Universal scaling relation for magnetic sails: momentum braking in the limit of dilute interstellar media

TL;DR

This paper derives a universal scaling law for magnetic sails used in interstellar deceleration, showing how their effective reflection area depends on velocity and current, and evaluates mission feasibility for different targets.

Contribution

It introduces a universal scaling relation for magnetic sail momentum braking and analyzes its implications for interstellar mission design and mass requirements.

Findings

Scaling relation for reflection area: A(v) = 0.081A_R log^3(I/(eta I_c))

High-speed transit to Proxima Centauri requires massive spacecraft (~1000 tons)
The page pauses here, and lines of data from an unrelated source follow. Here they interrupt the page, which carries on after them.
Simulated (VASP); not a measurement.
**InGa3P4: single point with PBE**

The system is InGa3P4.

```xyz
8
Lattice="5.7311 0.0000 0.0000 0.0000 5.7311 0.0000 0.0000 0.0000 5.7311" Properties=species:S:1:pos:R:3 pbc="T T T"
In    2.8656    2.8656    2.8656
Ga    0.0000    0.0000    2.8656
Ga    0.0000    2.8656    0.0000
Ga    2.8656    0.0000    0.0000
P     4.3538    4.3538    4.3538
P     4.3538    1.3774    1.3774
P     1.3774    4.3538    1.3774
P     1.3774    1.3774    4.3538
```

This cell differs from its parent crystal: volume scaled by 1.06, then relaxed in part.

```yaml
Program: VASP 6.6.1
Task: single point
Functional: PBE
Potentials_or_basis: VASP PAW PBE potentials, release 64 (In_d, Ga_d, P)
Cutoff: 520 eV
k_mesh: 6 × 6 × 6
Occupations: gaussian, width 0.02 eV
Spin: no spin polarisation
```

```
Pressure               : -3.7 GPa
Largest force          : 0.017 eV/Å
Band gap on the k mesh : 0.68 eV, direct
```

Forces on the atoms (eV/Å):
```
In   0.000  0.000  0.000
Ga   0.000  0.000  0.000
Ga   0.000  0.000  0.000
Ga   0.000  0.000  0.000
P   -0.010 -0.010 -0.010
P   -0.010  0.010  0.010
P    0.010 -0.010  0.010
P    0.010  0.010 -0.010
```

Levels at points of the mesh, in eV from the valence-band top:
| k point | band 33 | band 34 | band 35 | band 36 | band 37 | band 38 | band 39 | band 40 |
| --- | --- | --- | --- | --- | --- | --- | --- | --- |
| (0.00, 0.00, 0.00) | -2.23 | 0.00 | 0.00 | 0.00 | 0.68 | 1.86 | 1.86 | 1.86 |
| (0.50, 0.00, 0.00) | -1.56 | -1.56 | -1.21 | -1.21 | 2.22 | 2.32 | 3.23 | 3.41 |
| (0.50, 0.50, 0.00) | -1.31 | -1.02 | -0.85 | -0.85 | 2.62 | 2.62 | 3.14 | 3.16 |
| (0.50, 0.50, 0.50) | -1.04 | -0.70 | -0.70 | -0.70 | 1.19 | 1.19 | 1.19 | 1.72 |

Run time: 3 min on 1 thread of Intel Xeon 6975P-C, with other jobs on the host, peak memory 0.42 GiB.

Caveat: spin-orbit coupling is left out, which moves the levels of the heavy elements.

Low-speed mission to Trappist-1 feasible with a 1.5-ton spacecraft

Abstract

The recent progress in laser propulsion research has advanced substantially the prospects to realize interstellar spaceflight within a few decades. Here we examine passive deceleration via momentum braking from ionized interstellar media. The very large area to mass relations needed as a consequence of the low interstellar densities, of the order of 0.1 particles per $\mathrm{cm}^{3}$, or lower, are potentially realizable with magnetic sails generated by superconducting coils. Integrating the equations of motion for interstellar protons hitting a Biot Savart loop we evaluate the effective reflection area $A(v)$ in terms of the velocity $v$ of the craft. We find that the numerical data is fitted over two orders of magnitude by the scaling relation $A(v)\ =\ 0.081A_R\log^3(I/(\beta I_c))$, where $A_R=\pi R^2$ is the bare sail area, $I$ the current and $\beta=v/c$. The critical current $I_c$ is $1.55\cdot10^6$ Ampere. The resulting universal deceleration profile can be evaluated analytically and mission parameters optimized for a minimal craft mass. For the case of a sample high speed transit to Proxima Centauri we find that magnetic momentum braking would involve daunting mass requirements of the order of $10^3$ tons. A low speed mission to the Trappist-1 system could be realized on the other side already with a 1.5 ton spacecraft, which would be furthermore compatible with the specifications of currently envisioned directed energy launch systems. The extended cruising times of the order of $10^4$ years imply however that a mission to the Trappist-1 system would be viable only for mission concepts for which time constrains are not relevant.